#CASatHome with Olivia Heron, Assistant Curator at MIMA

3 July 2020 By

For this last Friday film of the #CASatHome series, we speak to a museum curator about a particularly significant work in their collection. Olivia Heron, Assistant Curator at MIMA, has chosen a set of three works by the artist Chiara Camoni entitled Sisters, 2017.

It was donated by the Contemporary Art Society to MIMA in 2018 through the Jackson Tang Ceramic Award and was first exhibited at the museum in January 2019.




Chiara Camoni was born in Piacenza, Italy, in 1974. She lives in a village in the Tuscan hills, creating work within her home and garden. Her practice, encompassing drawing, sculpture, and installation, is about kinship. It considers the meanings we find, and create, through our relationships with each other and with the natural world. It draws on the symbols and rituals that shape human culture.

The materials Camoni chooses are elemental: clay, shells, bone, iron, and stone. Her works come to life with plant cuttings, water, human breath, lit candles. She evokes life cycles and transformations of matter in the physical world.

Her making practice centres on conversation and collaboration. Friends, family, neighbours and visitors join her at her kitchen table to work together: rolling, shaping, building, coiling clay. The process is habitual and meditative, like preparing food or tending a garden. Meanings and significances emerge through modest, repeated gestures conducted in company.
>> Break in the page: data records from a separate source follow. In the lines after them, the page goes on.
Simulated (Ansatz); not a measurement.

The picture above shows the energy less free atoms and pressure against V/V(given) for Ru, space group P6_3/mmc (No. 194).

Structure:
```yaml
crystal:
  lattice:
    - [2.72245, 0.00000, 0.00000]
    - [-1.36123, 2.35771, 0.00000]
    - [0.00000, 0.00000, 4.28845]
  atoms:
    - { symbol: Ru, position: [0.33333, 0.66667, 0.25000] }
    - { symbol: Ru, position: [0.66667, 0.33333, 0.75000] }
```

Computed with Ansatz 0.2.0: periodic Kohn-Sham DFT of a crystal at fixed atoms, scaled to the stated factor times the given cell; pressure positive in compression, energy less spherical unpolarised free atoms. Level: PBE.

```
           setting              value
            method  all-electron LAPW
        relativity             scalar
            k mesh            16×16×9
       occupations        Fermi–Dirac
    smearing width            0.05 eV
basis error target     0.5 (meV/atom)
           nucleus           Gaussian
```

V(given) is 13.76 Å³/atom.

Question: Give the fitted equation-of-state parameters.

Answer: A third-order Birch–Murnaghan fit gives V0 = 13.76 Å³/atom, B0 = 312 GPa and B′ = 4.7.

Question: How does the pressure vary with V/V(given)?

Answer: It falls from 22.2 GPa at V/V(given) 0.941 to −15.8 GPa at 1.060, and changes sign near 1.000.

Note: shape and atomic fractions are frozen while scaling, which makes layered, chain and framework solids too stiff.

The works acquired for MIMA, Sister I, Sister III, and Sister IV are sculptures made of iron, clay, glazed clay and multi-coloured, lighted candles. As the candles burn, wax melts and drips down over the works and onto the floor. Each piece changes shape over time, and begins to merge with its environment, transforming the ground beneath with a residue of mingled colour. With each showing, new layers of wax drizzle down and accumulate, marking the passage of time.

Camoni’s practice is about meeting points between people, and between people and the physical world. Her works conjure a sense of continuum, blurring boundaries between making processes, ‘finished’ objects, and their ongoing life

Sisters, poised in formation, speak to each other and to the living bodies that move around them in the gallery. They assume human-like postures. One stands on spindly limbs. Another rests on the floor. Another, on a small pedestal, seems to raise its arms. They are imprinted with finger marks and hung with garlands, like prayer beads, evoking touch. The candles draw in oxygen, exude warmth and drip wax. Clay exists here in different states. Fired and anointed with glaze, fixed for now; or left raw, moisture leached out, but holding the potential to return to mud.

The rich associations held within these works connect to the Middlesbrough Collection, MIMA’s ethos, and to the town’s history in fascinating ways. The Middlesbrough Collection includes an incredible body of British studio pottery, largely inherited from the Cleveland Craft Centre (1982-2003). The Craft Centre built on the legacy of the Linthorpe Art Pottery in Middlesbrough (1879-1890), established by design pioneer Christopher Dresser and local brickworks owner John Harrison. They sought to combine industrial and design innovation, and boost employment by producing decorative ceramics from local clay.

Building on these layers of history, since opening in 2007, MIMA has explored connections between ceramics and contemporary art, with new acquisitions mapping out expanded practices in clay.

Sisters spoke to us for its materiality, but also its methodology. Camoni’s practice centres process, collaboration, and connection. Creating with clay is democratic. It is tactile, messy, and intuitive. Ceramics are part of our everyday social rituals; in the gallery, they connect art and life.

In recent years, MIMA has foregrounding social making as a means to build relationships and community. Through many public sessions and workshops, we have opened conversations and grown friendships with those around us.

Practically, before the works entered the collection we had to plan how we could display them safely. MIMA’s technical team conducted various tests to make sure we could show the works without compromising the gallery’s temperature and humidity controls or setting off the fire alarms. They also planned how we could safely invite publics to interact with the sculpture. This is where the magic began!

Sisters were on display at MIMA for a month, in the first weeks of 2019. The team invited different people from our community to light the candles each day. It was an opportunity to consider and recognise the many people who, in many ways, constitute who we are as an institution. It felt like a real occasion each time gatherings of people entered the low-lit space to encounter the works, then get up close to activate them.

Members of Creative Age, MIMA’s Dementia Friendly group, were one of the first groups to activate Sisters. Community partners, MIMA constituents, friends, groups, volunteers, and collaborators also carried the flame. This ritual was a way for us to show appreciation, trust and commitment to our publics, the owners of the collection. I hope it also invested Sisters with a plethora of personal meanings and associations.

When we showed Sisters in 2019, we wanted to celebrate social connections, and offer a shared moment of brightness in the winter dark, a hopeful motif that connects across cultures and traditions.

Today the work takes on new pertinence. We are travelling through a period of crisis. We are separated, but people are finding ways to come together, building new connections. Inequalities are exposed, but activists are fighting back with new strength. Lighting a candle has many meanings. Camoni’s evocative works conjure a range of possible associations and emotions, crossing from grief to vigil, memorial, ardour, and into hope and celebration. They are watchful and bright. They are about relationships, generosity, reciprocity, and transformation. Each time we show these works, I hope we can mark new and positive transformations in society.